It adds to that, in fact. Musical numbers such as “It’s Only a Matter of Time,” “Got No Future,” “It’s Only a Matter of Time,” “Future Boy” and “For the Dreamers” dig into the existential struggles Marty McFly (Lukas Hallauer) and Doc Brown (David Josefsberg) are experiencing in their quests to make some sort of mark on the world. That’s added emotional content that brings welcome dimension to the goings-on in Hill Valley, both in 1985 and 1955, where Marty unwittingly travels back to in the infamous DeLorean.

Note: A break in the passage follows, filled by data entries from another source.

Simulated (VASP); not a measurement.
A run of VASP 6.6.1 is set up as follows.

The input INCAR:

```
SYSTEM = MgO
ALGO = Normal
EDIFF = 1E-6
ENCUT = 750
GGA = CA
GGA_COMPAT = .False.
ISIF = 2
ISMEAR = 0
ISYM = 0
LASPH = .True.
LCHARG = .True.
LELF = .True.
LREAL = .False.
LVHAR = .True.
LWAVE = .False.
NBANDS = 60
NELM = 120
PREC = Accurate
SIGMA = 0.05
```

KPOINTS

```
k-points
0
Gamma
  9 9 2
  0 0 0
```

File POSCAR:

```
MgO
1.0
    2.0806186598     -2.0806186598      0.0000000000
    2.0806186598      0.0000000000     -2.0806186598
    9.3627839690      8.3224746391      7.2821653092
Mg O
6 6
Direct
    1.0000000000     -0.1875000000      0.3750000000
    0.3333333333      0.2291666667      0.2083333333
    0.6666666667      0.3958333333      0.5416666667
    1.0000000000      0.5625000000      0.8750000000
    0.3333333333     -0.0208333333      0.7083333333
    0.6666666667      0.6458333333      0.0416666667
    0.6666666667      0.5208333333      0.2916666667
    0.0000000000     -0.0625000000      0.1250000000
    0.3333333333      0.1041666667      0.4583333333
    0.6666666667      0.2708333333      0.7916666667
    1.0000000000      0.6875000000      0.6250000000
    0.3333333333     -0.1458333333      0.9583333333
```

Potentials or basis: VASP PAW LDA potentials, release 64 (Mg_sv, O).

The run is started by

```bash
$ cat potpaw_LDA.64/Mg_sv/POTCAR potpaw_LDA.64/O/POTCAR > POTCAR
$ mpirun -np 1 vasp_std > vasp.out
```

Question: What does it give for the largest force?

And the car, Flux Capicitor and all, is front and center in “Back to the Future’s” most striking visual moments, as the production uses scrims, screens and video projections to simulate the time travel experience in a seamless fashion that will impress “BTTF” die-hards — including those who dress up in character for the show — and casual theater fans.
Key lines from the film, meanwhile, pop up with applause-generating regularity, and the Under the Sea school dance sequence is recreated in all of its Chuck Berry-predicting glory. The new or changed aspects of the script work so well that they belie any complaints about what might be missing — and even at times make the story that much more enjoyable.
It is, in the end, a great deal of fun — right down to the video screen messages pre-show and during the intermission — which is exactly what it should be.
The performances are strong from top to bottom. Hallauer channels plenty of Michael J. Fox into his Marty, even looking the part — and, like Josefsberg, has the gift of opening his mouth wide enough that his moments of comic angst can be seen and felt in the top row of the balcony. Josefsberg, meanwhile, plays Doc a bit more like Beetlejuice than Christopher Lloyd but injects a bit more of a human touch into his film counterpart’s zany eccentricity.
A perhaps unexpected standout is Cartreze Tucker as future mayor Goldie Wilson, a character that’s given more real estate in the musical and nearly steals the show with his gospel-flavored “Gotta Start Somewhere.” Mike Bindeman nails Crispin Glover’s demeanor from the film but brings more physical comedy to the role, as did Jenny Dalrymple (an understudy for the show’s media night) as Marty’s future mom/seductress Lorraine Banes.
And Central Michigan University grad Nathaniel Hackmann brings the right amount of comedy to Biff Tannen — a role he created for the Broadway production — particularly in the slapstick of “The Hill Valley School Fight Song” and “Something About That Boy.”
All of that makes for a wholly enjoyable and even timeless kind of trip back, and forth, in time. And if you are a fan of those Huey Lewis tunes (“The Power of Love” and “Back in Time”), don’t leave during the bows; there’s no moment of this party that should be missed.
“Back to the Future” runs through Nov. 9 at the Detroit Opera House, 1526 Broadway St. 313-237-7454 or broadwayindetroit.com.